After a very successful 2 day urban retreat in Moscow, Russia where 40 women shared a transformational experience of realigning their daily self-care to support their true unique nature, I started having bouts of doubt.
- Am I really qualified to guide so many women in finding what works for their body?
- Who am I to tell others what to do or eat?
- What if my guidance and tools I provide is not enough?
- What if I fail or fail them?
- What if I can’t make this project work?
- Who am I to teach others of I still have mountains of my own crap to go through?
- Why would someone listen to me if there are so many more experiences and wonderful coaches? I am not good enough to do, not ready, not capable….
These thoughts keep circling in my mind since the moment I wake up to the moment I go to sleep. They kept me in my head and away from my loved ones. They kept me away from being fully present with my work.
Two 2 weeks ago I promised you I would share my tools and healing regimen for lightening up for spring. I planned the webinar and then moved it. I keep delaying it because I m afraid to make mistakes and do less than perfect job supporting you. With self-imposed time pressure I pushed myself to sit by the computer with an intention of putting together the best materials, only to find myself procrastinating on Facebook.
My mind said I screwed up and wasted time again and again. I compulsively recited endless tasks in my mind without getting anything done. Kitchen was an escape from doing the work that I told myself I should be doing. Of course I was supposed to be productive but I found myself eating instead.
Waking up I tried to pump myself up to have a great day. I drank warm water, did yoga, meditated but it felt like a gray heavy routine. It glued everything inside. It felt sticky stuck.
These negative thoughts took over my mind and I got lost in them. Bathing in a swamp of gray negativity I ended up being not present with my parents, sisters and friends for a few days that I was in Russia. Instead I kept reciting the worst case scenarios in my mind while physically going through the routine steps of daily life.
Then I PAUSED.
I RESTED (at least I tried).
I wanted to get rid of this feeling but it didn’t work. So I just ended up BEING with this overwhelming sense of inadequacy.

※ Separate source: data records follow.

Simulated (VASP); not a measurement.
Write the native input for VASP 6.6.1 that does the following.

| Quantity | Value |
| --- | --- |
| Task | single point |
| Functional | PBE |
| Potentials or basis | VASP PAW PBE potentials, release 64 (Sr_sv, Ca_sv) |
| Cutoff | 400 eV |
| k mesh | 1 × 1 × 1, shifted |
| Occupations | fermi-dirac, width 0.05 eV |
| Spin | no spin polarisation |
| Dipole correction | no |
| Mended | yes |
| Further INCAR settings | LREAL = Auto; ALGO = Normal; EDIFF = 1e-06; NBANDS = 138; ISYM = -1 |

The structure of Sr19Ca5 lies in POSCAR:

I FELT it in my body, I observed it, I watched it.
It felt burning, overwhelming, buzzing in every cell. I felt it on my face, shoulders, chest.
First it was strong. It peaked. I breathed and kept watching it. I didn’t know if it will stay or go. All I knew I couldn’t do anything with it besides just observe.
Then it started getting less noticeable. Less intense. Less burning.
It decreased and melted away. It dissipated into nowhere.
Today I woke up at 530am feeling refreshed, clear, with a renewed sense of purpose. My regular excitement for my work was back. I felt light. Even to-do list felt exciting, not heavy.
The only reason I’m telling you this is because it happens to all of us. When things are going great, we tend to sabotage ourselves or try to balance it out by messing things up. It is a natural process. We are not used to feeling too good for too long. We are way more comfortable feeling bad. So subconsciously we look for a way to make things bad.
It happens in diet when we binge right after things are starting to feel too good, at work when we mess up after a successful project and in relationships when we sabotage the connection after a moment of closeness.
There are many reasons as to why we have this tendency but there are only a couple of ways of overcoming it:
1. Be with the feelings when they come up. Don’t analyze or try to solve them. Just be and feel them. What’s in the way, it the way.
2 Slowly work towards getting more comfortable with feeling good or even amazing for longer periods of time. Build your tolerance to live in joy and pleasure, not in a problem solving reactive mode.
Share your thoughts. Have you ever noticed that you tend to sabotage yourself and your success? How do you get out from the funky mode?
Lighten Up! Spring Into Summer
My intention for the webinar is to share tools that I use on a daily basis to feel light physically and emotionally. I would like everyone to walk away feeling inspired, less hard on themselves, lighter, and brighter.
Preparation for summer doesn’t have to be exhausting, filled with restriction, guilt, body shame, and resentment. I invite you to join me in utilizing Simplicity, Flow, Feminine Energy, your own Body Intelligence and Ayurveda to peel off winter heaviness and step into Spring feeling Light and Rejuvenated!
I also invite you to join me in NYC for a night of sharing, inspiration, and connection at the Summer Awakening: A Night of Inspiration for the Soul on May 15th at 6:30PM.
Hope to see you at both events!
Sending you love!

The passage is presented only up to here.